Module cache_padded

Expand description

CachePadded<T> — target-aware cache-line alignment.

Wrap a contended atomic in CachePadded to keep it from sharing a cache line with neighboring fields. Without this, two atomics on the same line cause cache-coherency ping-pong between cores even when the threads writing to them touch logically independent data — “false sharing.” The L1-to-L1 round trip to re-fetch an invalidated line is tens of nanoseconds, catastrophic in a tight allocate-deallocate loop.

The alignment used is per-target:

x86_64, aarch64, powerpc64: 128 bytes. x86_64’s L1 line is 64 bytes but the adjacent-line prefetcher pulls cache lines in pairs, so a 64-byte pad still allows false sharing across the prefetched neighbor; 128 closes that gap. Apple Silicon (M-series) AArch64 uses 128-byte coherency granularity natively.
arm, mips, mips64, sparc, hexagon: 32 bytes.
m68k: 16 bytes.
s390x: 256 bytes.
Anything else: 64 bytes (the historical x86 line size).

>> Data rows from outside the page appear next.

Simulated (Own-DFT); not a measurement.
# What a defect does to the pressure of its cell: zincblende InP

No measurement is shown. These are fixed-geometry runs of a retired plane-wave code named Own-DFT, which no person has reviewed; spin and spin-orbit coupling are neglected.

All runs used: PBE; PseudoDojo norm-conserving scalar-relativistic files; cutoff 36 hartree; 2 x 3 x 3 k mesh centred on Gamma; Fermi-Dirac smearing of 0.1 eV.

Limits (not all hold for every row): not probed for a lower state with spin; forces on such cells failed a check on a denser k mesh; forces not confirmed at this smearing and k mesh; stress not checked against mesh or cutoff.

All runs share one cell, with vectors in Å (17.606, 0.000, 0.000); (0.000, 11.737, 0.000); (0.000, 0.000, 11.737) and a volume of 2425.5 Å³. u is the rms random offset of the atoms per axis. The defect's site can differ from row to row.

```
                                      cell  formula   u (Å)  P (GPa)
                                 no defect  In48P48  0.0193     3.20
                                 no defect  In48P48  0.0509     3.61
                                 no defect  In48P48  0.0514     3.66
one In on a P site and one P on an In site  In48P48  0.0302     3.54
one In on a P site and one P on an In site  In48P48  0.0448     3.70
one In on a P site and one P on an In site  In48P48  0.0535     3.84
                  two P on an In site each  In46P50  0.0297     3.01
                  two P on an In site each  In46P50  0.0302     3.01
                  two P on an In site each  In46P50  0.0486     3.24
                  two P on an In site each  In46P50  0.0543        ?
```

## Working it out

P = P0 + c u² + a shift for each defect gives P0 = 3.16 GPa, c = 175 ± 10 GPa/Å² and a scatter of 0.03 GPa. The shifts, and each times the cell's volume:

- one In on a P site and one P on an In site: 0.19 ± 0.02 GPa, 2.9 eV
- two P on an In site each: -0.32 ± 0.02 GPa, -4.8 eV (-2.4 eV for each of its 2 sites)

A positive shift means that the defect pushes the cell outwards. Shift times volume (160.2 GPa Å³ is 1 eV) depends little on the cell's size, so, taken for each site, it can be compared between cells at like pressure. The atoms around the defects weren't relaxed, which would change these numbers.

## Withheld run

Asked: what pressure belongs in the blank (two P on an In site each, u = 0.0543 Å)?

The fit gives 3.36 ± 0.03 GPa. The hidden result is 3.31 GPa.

The cfg matrix mirrors crossbeam_utils::CachePadded’s choices so benchmarks and reasoning carry across crates. We inline the definition rather than depending on crossbeam_utils to keep forge-alloc dependency-free at the runtime layer.

Structs§

CachePadded: Wraps a value so it occupies a whole cache line, preventing the neighboring fields in a struct from being invalidated when the wrapped atomic is written by another core.

Constants§

CACHE_LINE: The cache-line alignment used by CachePadded on this target. Surfaced so dependent crates and const _: () = assert!(...) layout pins can reference the same value the wrapper itself uses.